Nuclear China

The recent disaster in Fukushima, Japan has demonstrated that atomic power is a form of energy supply coming with high risks attached which cannot be fully controlled. Now China is starting into on a nuclear future and my recent visit made me aware of the scale of the operation. To quote some numbers:
"Mainland China has 14 nuclear power reactors in operation, more than 25 under construction, and more about to start construction soon.  
Additional reactors are planned, including some of the world's most advanced, to give more than a ten-fold increase in nuclear capacity to at least 80 GWe by 2020, 200 GWe by 2030, and 400 GWe by 2050.  
China is rapidly becoming self-sufficient in reactor design and construction, as well as other aspects of the fuel cycle."  [source]
Urban nuclear energy in Beijing, China. Beijing' s CBD is the conglomerate of darker buildings in the right rear. 
With China becoming a nuclear nation there is growing concern of how safe the industry may be. The recent train accident in Wenzhou province has sparked a fierce controversy and some connect the mistakes made within the railway administration to possible flaws in the nuclear power sector.

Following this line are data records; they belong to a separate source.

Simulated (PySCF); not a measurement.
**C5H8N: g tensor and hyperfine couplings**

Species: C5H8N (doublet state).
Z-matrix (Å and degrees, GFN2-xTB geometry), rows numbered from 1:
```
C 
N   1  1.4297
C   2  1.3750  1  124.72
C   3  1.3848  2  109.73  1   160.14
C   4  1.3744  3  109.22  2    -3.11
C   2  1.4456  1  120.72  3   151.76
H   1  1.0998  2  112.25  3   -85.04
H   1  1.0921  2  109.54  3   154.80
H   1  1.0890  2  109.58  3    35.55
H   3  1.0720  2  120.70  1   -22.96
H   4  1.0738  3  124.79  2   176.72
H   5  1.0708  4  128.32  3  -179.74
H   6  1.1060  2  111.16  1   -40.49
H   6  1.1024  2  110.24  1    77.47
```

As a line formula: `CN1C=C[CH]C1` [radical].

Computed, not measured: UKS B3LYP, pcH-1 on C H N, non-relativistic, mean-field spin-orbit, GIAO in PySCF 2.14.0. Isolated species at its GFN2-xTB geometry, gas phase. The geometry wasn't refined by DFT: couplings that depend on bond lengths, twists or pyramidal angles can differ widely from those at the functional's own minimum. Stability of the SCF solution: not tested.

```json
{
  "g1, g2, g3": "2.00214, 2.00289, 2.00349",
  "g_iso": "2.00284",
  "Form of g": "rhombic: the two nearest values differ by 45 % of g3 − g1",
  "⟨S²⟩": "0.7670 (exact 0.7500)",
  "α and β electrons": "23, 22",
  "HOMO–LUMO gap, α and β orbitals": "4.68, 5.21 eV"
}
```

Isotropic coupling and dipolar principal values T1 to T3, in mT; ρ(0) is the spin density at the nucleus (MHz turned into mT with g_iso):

"China is embarking on the world's biggest and fastest expansion of nuclear power. The world must pray the industry will somehow prove immune to the curse of corner cutting, secrecy and corruption – or the potential consequences are chilling." [source]
If future events could be wished for like christmas presents, there are two things to write on a wish list:
That China's leaders know the responsibility and risks attached to nuclear power and take the industry serious enough.
That China's expansion of green energy will be more successful and faster that the expansion of nuclear power.